Interest rate cut on the cards as UK economic growth slows
Official figures reveal that the UK economy grew at its weakest rate for seven years in November
The pound fell sharply in early trading after official figures showed that UK economic growth in November was at its weakest since 2012.
The economy was just 0.6 per cent larger in November than a year before, according to the UK’s Office for National Statistics (ONS), raising the prospect of an interest rate cut at the end of January.
This was down from 1 per cent in October, while UK gross domestic product (GDP) figures for November alone showed the economy shrinking by 0.3 per cent.

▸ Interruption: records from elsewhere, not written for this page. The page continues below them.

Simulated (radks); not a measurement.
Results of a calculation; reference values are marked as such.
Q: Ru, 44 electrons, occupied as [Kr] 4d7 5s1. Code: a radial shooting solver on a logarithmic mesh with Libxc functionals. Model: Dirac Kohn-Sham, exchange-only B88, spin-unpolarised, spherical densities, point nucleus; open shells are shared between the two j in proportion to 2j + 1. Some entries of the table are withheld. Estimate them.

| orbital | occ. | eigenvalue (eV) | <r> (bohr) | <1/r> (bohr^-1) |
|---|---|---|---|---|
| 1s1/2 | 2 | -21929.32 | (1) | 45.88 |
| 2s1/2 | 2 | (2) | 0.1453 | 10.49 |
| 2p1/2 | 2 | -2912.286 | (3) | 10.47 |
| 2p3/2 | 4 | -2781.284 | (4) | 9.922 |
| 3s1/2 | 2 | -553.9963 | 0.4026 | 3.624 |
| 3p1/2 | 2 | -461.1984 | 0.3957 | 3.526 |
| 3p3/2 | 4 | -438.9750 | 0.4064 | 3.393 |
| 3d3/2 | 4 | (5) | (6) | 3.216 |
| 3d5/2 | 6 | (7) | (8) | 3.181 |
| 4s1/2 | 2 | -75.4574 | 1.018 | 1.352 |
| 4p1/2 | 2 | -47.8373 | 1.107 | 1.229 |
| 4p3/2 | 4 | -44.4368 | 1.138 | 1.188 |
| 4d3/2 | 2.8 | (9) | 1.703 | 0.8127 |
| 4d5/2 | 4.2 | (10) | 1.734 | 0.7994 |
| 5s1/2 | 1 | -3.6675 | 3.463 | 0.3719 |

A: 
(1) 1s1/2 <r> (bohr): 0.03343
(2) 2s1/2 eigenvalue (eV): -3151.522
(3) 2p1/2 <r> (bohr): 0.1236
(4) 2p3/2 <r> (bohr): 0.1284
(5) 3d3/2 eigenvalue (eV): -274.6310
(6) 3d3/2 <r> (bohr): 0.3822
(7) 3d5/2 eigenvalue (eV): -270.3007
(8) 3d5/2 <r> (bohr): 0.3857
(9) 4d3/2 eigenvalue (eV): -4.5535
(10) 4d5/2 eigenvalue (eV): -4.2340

The fall was driven by Britain’s production sector, which includes manufacturing, which shrank by 0.6 per cent in the last quarter. Factory output was hit by Brexit uncertainty in the autumn and the possibility that the UK would crash out of the EU without a trade deal.
Rob Kent-Smith, head of GDP for the ONS, said: “Overall, the economy grew slightly in the latest three months, with growth in construction pulled back by weakening services and another lacklustre performance from manufacturing...
“Long term, the economy continues to slow, with growth in the economy compared with the same time last year at its lowest since the spring of 2012.”
The stagnating economy makes it more likely that the Bank of England will cut interest rates at its next meeting at the end of the month, according to analysts. The City is now pricing the chances of a cut at 52 per cent.
John Hawksworth, chief economist at PwC, said the UK economy is stuck “in the doldrums”. However, he believes the outlook might improve now that political tensions have eased.
“It is too early to say for sure if economic momentum will pick up in the new year now the political situation is clearer, but our latest survey of the financial services sector with the CBI does suggest some boost to optimism since the election,” he said.